## Validate Binary Search Tree

Given a binary tree, determine if it is a valid binary search tree (BST).

Assume a BST is defined as follows:

The left subtree of a node contains only nodes with keys less than the node's key.
The right subtree of a node contains only nodes with keys greater than the node's key.
Both the left and right subtrees must also be binary search trees.
Example 1:
2
/ \
1 3
Binary tree [2,1,3], return true.
Example 2:
1
/ \
2 3
Binary tree [1,2,3], return false.

## Analysis:

The simplest is way of this problem is to utilize the property of the BST, of which the inorder traversal is sorted by ascending order. We could just save the inorder results into one vector, and a check will solve the problem.

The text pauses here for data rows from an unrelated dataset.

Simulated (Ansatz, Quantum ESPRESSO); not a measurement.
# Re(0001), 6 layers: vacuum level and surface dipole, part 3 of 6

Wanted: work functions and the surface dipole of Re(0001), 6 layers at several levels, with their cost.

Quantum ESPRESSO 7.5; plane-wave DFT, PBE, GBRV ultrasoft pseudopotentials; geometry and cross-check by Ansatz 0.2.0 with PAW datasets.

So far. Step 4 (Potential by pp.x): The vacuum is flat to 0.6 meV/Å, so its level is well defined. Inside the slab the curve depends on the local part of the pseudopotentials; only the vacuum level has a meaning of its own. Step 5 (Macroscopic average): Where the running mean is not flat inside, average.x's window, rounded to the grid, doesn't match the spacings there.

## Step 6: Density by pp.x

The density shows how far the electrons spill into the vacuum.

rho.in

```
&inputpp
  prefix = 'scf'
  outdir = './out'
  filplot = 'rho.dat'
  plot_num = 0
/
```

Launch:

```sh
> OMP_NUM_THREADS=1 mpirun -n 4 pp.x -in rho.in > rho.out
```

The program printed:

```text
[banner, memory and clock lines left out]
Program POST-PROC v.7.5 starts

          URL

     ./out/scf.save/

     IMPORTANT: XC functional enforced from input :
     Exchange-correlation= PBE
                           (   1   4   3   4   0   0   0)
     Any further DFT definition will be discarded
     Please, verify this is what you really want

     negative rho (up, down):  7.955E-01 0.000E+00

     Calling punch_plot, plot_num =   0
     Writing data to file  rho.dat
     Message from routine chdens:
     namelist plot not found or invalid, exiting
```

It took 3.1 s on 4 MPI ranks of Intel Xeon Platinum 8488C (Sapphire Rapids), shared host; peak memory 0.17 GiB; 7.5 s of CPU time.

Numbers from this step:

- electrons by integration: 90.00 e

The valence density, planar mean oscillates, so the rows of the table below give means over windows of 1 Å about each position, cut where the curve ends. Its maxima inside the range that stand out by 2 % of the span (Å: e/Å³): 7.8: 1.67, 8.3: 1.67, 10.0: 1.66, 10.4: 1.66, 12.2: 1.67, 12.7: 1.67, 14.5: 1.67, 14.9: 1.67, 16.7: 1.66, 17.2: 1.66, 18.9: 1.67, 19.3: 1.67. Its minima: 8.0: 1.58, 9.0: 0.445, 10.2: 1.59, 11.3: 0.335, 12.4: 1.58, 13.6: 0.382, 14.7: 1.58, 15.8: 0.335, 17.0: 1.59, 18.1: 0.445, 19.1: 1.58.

A slight more efficient soluiton is to save the previous node in our recursion, by simply checking the currnt node with previous node in each traversal, we could find if the tree is a BST or not.

## Code(C++):

/**
* Definition for a binary tree node.
* struct TreeNode {
* int val;
* TreeNode *left;
* TreeNode *right;
* TreeNode(int x) : val(x), left(NULL), right(NULL) {}
* };
*/
class Solution {
public:
void inorder(TreeNode* root, TreeNode* &prev, bool &res){
if (!root || !res) {return;}
inorder(root->left, prev, res);
if (prev && root->val <= prev->val ){
res = false;
return;
}
prev = root;
inorder(root->right,prev, res);
}
bool isValidBST(TreeNode* root) {
bool res = true;
TreeNode* prev = NULL;
inorder(root, prev, res);
return res;
}
};

## Code (Python):

# Definition for a binary tree node.
# class TreeNode(object):
# def __init__(self, x):
# self.val = x
# self.left = None
# self.right = None
class Solution(object):
def inorder(self, root, prev, res):
if not root or not res:
return
self.inorder(root.left, prev, res)
if prev[0] and root.val <= prev[0].val:
res[0] = False
return
prev[0] = root
self.inorder(root.right, prev, res)
def isValidBST(self, root):
"""
:type root: TreeNode
:rtype: bool
"""
prev = [None]
res = [True]
self.inorder(root, prev, res)
return res[0]

1. key might be -1, so the comparison pre==-1 is not always valid.

I like your code in post "leetcode Question 75: Recover Binary Search Tree".
In that post, you use a pointer to store last traversed node, and it naturally enables checking NULL to know whether there is a previous one. It's a great idea.

Or use another flag to show whether there is a previous node, like "bool started"

1. Hi there, thanks for pointing out the mistake. I have made the modification, I think usually just set the pre = INT_MIN would prevent most cases for the input. Please check the new code in the post. Thanks a lot!

2. Hi, your new C++ code may cause wrong answer error. Because, the tree may contain only one root node whose value might be INT_MAX or INT_MIN, which is a valid BST while in your code, it'll return false.

Thanks,

1. Hi, I've written the exact code but it gives WA coz of the same reason. How did you overcome this ? Please update

2. Instead of taking INT_MAX and INT_MIN, you can take LONG_MAX and LONG_MIN.